The state of Yugoslavia was also formed in the aftermath of World War I, though it was originally a monarchy. The fragile new state was an attempt to unite all Southern Slavs who had been traditionally been divided by the Austrian and Ottoman Empires and their traditional sectarian divisions. When this state faced joint invasion and occupation by Axis Italy and Germany it was quite literally carved up and under German influence, the Croatian Ustasha embarked on a massive genocide of Serbs and Bosnians. Surely, such a young and weak state could never be reformed now?

Two dueling partisan bands formed, the more conservative Chetniks and the left wing Partisans. Josip Broz Tito’s Partisan’s turned out to be the far more clever and tough of the group and managed to eventually convince both western and eastern Allies to direct the lion’s share of aid to them. Once they had undermined the Chetniks enough to be secure, the Partisans began retaking the hills and outlying regions, leaving Axis forces increasingly in isolated urban areas. They had in fact liberated most of the country by the time the Soviets arrived, who helped clean up much of the remainder of forces around Belgrade. This success meant that Yugoslavia would not become a satellite Soviet state and retained a large degree of independence from the beginning.
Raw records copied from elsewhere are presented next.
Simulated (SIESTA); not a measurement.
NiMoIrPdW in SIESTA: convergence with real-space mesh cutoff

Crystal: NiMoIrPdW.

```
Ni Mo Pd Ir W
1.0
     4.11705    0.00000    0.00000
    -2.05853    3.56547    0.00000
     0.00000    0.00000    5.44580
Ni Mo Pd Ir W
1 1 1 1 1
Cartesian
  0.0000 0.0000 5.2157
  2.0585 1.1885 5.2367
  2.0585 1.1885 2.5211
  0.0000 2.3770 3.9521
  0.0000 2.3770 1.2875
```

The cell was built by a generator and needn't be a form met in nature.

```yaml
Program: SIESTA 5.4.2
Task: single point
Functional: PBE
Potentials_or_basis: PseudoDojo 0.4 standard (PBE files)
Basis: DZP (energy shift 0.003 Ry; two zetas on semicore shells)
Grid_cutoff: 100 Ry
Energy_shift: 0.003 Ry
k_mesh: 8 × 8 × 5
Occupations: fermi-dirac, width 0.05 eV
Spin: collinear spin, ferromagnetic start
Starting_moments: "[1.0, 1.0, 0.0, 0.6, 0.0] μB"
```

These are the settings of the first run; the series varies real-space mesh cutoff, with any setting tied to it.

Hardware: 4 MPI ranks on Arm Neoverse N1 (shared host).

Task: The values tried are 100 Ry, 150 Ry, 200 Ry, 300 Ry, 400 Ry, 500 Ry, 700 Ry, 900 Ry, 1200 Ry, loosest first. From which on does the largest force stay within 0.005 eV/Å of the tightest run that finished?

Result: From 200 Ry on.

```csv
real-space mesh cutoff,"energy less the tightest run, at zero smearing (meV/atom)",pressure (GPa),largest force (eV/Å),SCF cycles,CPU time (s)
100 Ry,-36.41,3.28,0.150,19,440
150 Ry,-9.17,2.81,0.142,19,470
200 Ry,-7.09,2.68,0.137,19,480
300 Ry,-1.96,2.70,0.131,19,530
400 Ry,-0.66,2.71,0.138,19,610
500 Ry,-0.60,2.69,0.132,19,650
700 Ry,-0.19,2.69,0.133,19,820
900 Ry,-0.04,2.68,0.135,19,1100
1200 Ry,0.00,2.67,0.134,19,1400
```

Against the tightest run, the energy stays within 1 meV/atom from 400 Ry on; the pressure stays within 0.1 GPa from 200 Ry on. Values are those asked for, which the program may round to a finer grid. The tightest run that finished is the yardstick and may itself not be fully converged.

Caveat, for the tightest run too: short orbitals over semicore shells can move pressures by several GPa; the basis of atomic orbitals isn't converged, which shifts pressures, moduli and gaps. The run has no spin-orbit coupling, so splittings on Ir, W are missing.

Tito’s partisans became the new government of a socialist Yugoslavia, which rose like a phoenix from the ashes. The state made enormous, if unfortunately ephemeral, gains in reconciliation after thoroughly purging fascists from the war. Considering the context, this was no small matter in one of the most devastated states of World War 2. It made far more lasting gains in the realms of female empowerment, human development, and making a previously minor country a major diplomatic player on the world stage which held influential sway in the Non-Aligned Movement.

But just a bit over a decade after Tito’s death the old and ever-present tensions would tear the state apart again. With the coming of Slovene and Croatian separatism as well as Serb chauvanism, the Kali Yuga would descend upon the Southern Slavs.

3. Post Genocide Rwanda

On the sixth anniversary of the Liberation of Kiga

To say that Rwanda spent most of the Twentieth Century as an incredibly troubled nation would be to barely scratch the surface. Colonization by Germany and then Belgium, who both propped up an unsustainable system of built in ethnic strife gave the nation an already bad hand after independence. The revolution in the 60s removed the Tutsi aristocracy from power but did little to remove still existing tensions. The new government made many enemies and the Rwandan Patriotic Front became an exile army and government which made allies with Uganda and served in the Ugandan Bush War.

Meanwhile, back home, the crumbling situation took the government in famously genocidal directions. Like the Croat Ustasha, the Hutu radicals took to ferreting out rumored weak links by waging a no-holds-barred campaign of extermination against the Tutsi minority and anyone opposed to their rule. But while they bloodied their machetes against the defenseless, the RPF, battle hardened and unified by their exile, swept in and against the odds disposed of the government.

Since that time tiny Rwanda has made enormous strides in recovery, development, and re-orienting its foreign relations. It has become arguably the most powerful state in Central Africa and one still working hard to abolish official ethnic division. Time will only tell what the real results will be, but the fact that they have made it here from the 90s is nothing less of a miracle.


What are the recurring themes of these (and more) examples and the journey of the Pandavas in the Mahabharata?

1. In-group solidarity (such as Ibn Khaldun’s assabiyya) is made in adversity and exile, and can be a more effective tool of revenge than numbers. All three of the above real life examples were against the odds and against entrenched power. When Krishna was approached by both sides of the coming Kurukshetra War he could not deny either, despite his preference for the Pandavas, for he can deny no one that seeks his aid. He offered himself to one side and his army to another. This makes him much like a symbol for the vagaries of fate and power. But Arjuna chose wisely, and chose Krishna himself over his armies. This would be the linchpin of victory in the coming war.

2. The only way to stave off political degeneracy and reactionary ossification, at least awhile longer, is to have a political upset in the form of a dramatic upheaval or bloodletting. The necessary reforms and re-organization of the ruling classes can only occur with the extermination of the miscreants, be it through exile, prison, or death. This may include fighting former friends and allies. No doubt, Kemal, Tito, and Kagame all had moments where they, like Arjuna, paused before taking the necessary action. But the balance of forces were moving in games more relevant than individual feelings and there was no choice but to see it through.

4. Women too will get their revenge. Much like Kaurava rule in Kuru, where they tried to humiliate and denigrate Draupadi only to have her enthroned and washing her hair in the blood of her enemies, the women of these three former reactionary regimes would go on to have an elevated position in the new governments. The Turkish government made enormous strides in female education and enfranchisement, as did socialist Yugoslavia (where women had fought with the partisans as equals of the men). Rwanda in turn has gone on to surpass all other nations of the present in percentage of female lawmakers.

 

All of these lessons and more are worth keeping in mind as we enter into an era of ecological catastrophe. After all, those of us who live in the Anglo-American sphere of things have been dwelling in the Kali Yuga for many decades now insofar as leadership is concerned.